This update is largely to celebrate the introduction of interplanetary travel between planets, which I realise doesn't sound too exotic when I put it like that, but is nonetheless a truly fundamental aspect of a game set across multiple solar systems!
One of the biggest stumbling blocks for many a space game developer is dealing with large distances and replicating the sense of scale proffered by something so vast as space. More than just a mere game design consideration, off the shelf game engines aren't particularly well suited to dealing with objects placed so far apart, so you generally have to find a way to compromise and/or conceal some fancy tricks to pull it off. A common solution is the so-called 'floating origin' where you essentially move the world in the opposite direction to that of the player entity instead of the player themselves, which is afaik used in games like Kerbal Space Program.
Floating origin is somewhat harder to adapt for a strategy game that allows the player to focus on multiple 'player' entities (though certainly not impossible), and my solution was to instead place the surrounding region of space around each planet into its own 'celestial bubble'. These bubbles of space exist on top of one-another at the Unity origin point, and we essentially only render the objects on the relevant layer whilst calculating everything that is happening everywhere in the solar system regardless of whether it is being rendered or not. In practice, this works fine, though there is a hard limit on the number of 'bubbles' that can be maintained in this manner, but there was a lot of groundwork that needed to be put in place before we could approach something akin to seamless transitions between planet-centered layers.
With most of this work now done, I started to double down on the 'hud' indicators which show relevant information about player ships/units and celestial objects in the solar system. There are actually four separate layers in use now, two for static celestial objects in the layer and map views, and similarly for player entities, which can each have their own configuration and display information depending on the distances to other entities, etc.
Another essential component of this update was the expanded focus cam controls, with everything in the solar system capable of being a 'focus' target which locks the freely rotating and zooming camera onto a point which can be used to zoom to and from the solar system map as required. Hopping from entities to planets is as easy as double-clicking a target object, and the system automatically calculates the correct orbit and zoom radii based on the object focused. I feel this degree of camera movement (coupled with the hud-style indicators) is crucial for being able to quickly keep track of player entities across the entire system.

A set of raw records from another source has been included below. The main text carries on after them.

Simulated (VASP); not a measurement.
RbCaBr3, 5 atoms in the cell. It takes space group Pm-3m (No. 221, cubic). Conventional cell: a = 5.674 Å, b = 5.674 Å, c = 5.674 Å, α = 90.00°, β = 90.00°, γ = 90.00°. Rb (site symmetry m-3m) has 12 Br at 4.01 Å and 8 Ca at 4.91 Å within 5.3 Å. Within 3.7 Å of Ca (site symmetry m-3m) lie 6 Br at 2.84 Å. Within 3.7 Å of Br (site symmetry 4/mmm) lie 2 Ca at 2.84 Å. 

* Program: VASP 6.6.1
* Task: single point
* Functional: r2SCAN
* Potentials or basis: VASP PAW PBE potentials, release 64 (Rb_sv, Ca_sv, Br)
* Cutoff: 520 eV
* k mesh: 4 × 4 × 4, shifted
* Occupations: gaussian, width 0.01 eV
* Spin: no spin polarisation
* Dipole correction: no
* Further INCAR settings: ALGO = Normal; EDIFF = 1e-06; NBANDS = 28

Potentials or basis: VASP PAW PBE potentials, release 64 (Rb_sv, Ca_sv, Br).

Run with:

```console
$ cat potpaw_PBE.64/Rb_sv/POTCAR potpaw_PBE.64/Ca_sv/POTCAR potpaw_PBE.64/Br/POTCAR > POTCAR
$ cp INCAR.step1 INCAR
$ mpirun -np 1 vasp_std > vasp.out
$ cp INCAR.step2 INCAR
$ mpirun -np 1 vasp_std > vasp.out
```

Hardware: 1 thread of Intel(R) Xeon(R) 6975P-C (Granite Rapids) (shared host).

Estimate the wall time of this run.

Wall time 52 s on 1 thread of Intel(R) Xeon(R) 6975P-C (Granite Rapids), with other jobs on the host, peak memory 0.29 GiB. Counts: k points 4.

This update also sees the evolution of the spline-based ship movement tech to include the calculation of orbital entry and departure curves depending on insertion direction, offset from the central 'space lane' thread (which will be useful for programming formations) and current position on a particular orbital sphere. There's probably a very good reason that space games generally stay well away from having units moving on a sphere, but until I figure what that reason is I'll keep believing it can work :)
On top of this a solar system-wide pathfinding algorithm can calculate the shortest route between planets when such a route is requested by a ship, and splines are calculated to path around subsequent orbits along the interplanetary route as required automatically (and I choose to force ships to traverse directly between planets to avoid having battles in the middle of nowhere, and because I believe you need some form of bottlenecks to inject real strategy into proceedings).
I also reworked the warp conduit 'loading screen' so that the conduit is placed correctly (as directed by the solar system editor) and has some fancy distortion effects to boot. Going forward I'm probably going to be turning my attention back to the planet surfaces, adding obstacles, resources and the ability to build some simple bases to mine and refine and ship supplies back up to the ships waiting in orbit.